Day 18 - Salzburg to Kraiburg - ride total 1,360 k, 11011 m
A cooler start to the day that made for great riding and no hills to speak of for the ride. Shortly after leaving Salzburg we crossed on to Germany and the only way we knew we had crossed an international border and had cycled in to another country was our phones all let us know about their roaming packs being available in what it's now Germany. If it wasn't for that there would have been no way for us to know we were in another country.
Again we kept to the country lanes and back roads away from traffic. Having said that the farmers are right in to their harvest of crops, hay and silage and we encountered quite a few farmers and their tractors going about their farming activities.
Inevitably on journeys like this I always see a big tractor with a huge manure tank behind being towed through the village to spread the contents on the paddocks nearby and sure enough I encountered one of these today however was not quick enough to get a Pic. I'm sure it won't be the last.
It just strikes me as to how interconnected the whole of the farming scene is here. There are virtually no farm buildings out in the paddocks (other than the small old hay barns that now appear not to be used). Otherwise in this area it appears several farmers houses and their huge animal barn and farm sheds are all grouped together, some even right beside the church in the middle of the village.
Then when you do get to a town (something bigger than a village) there you see highly productive farm land growing the full range of crops or grass adjacent to the town.
This is quite a contrast to NZ where there is a gradual change of land use from the towns and cities out to what we would call economic or productive farming units. I have yet to see a "lifestyle property".
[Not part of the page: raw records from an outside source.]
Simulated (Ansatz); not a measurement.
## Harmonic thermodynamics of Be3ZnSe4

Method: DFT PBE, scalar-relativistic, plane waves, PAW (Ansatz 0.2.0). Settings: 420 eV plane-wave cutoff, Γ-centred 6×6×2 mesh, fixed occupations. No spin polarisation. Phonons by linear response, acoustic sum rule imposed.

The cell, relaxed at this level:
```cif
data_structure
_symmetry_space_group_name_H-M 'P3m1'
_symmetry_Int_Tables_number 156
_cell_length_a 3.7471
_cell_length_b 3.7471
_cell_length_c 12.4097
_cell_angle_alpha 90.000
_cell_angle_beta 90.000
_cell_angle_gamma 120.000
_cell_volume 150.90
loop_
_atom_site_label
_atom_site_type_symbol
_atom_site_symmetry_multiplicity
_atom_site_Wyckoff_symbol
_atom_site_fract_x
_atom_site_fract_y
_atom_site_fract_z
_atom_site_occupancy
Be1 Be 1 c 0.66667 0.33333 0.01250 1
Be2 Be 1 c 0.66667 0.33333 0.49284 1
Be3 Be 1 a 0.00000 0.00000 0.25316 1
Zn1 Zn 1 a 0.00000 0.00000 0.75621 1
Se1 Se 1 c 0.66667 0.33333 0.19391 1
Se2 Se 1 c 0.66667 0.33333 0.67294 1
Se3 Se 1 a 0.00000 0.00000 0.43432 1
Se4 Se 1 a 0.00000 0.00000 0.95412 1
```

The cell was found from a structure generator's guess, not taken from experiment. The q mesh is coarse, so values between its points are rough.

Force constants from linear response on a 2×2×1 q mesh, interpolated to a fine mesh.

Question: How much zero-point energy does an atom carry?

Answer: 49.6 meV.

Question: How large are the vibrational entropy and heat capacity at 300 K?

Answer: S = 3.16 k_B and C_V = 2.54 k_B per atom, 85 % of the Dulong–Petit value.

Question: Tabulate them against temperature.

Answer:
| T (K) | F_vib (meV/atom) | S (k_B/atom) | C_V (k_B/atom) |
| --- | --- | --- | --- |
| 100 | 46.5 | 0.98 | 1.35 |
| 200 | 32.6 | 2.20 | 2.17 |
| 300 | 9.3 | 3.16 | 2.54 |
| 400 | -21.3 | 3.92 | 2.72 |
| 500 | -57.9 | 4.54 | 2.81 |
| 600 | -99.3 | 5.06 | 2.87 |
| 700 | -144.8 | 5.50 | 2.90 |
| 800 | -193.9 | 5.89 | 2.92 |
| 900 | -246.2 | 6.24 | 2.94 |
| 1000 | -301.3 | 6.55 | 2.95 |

The pictures show typical farm buildings one with rooves completely converted in solar panels both sides and the other with a huge gas collection bladder over the effluent pond that they use to power an electricity generator - by the look of the scale of their electricity harvest and production it would appear that they would meet all their own electricity requirements and have surplus to sell.
The Pic of two fully clothed men in a shower is proof of how man Australians it takes to get a European shower to operate. In this case the Kiwi requested the assistance of the Aussies. You would think it should be quite simple but no it's not, and while we got the shower to work there is no way we could write the instruction book for others to follow!
Now back to the Austen Deans march to freedom.
Once Austen got closer to Germany the POW's were able to acquire a German army truck that had been abandoned along with a couple of Jeeps. They had 16 men in the truck and 8 in the two Jeeps which to them must have seemed like first class travel compared with what they would have had to endure since being taken Prisoner. The trail during this phase has been harder for us to follow however I know they progressed their way through Zell, Tyrol, Reichsburg, Munich, Ulms, Augsburg and a 16 hour day through Stuttgart to Strousburg.
On the 25th May they made arrangements to sell one of the Jeeps the next day (someone had borrowed the other) however that might they went out in it and had a crash! So no vehicle to on sell unfortunately.
At 4:30 while having a bath Austen was told a plane was there and at 6:40 they took off for Goldaming RAF base in Surrey England, at which time upon landing he must have felt that yes he is now once again a free man.
I want to thank Paul for sharing his father's story and diary with me as it has allowed me to gain a little more insight into what our forbears went through to give us the freedom we have today. The sad thing is, that today, not everyone in this world has the freedom that we Kiwi's take for granted.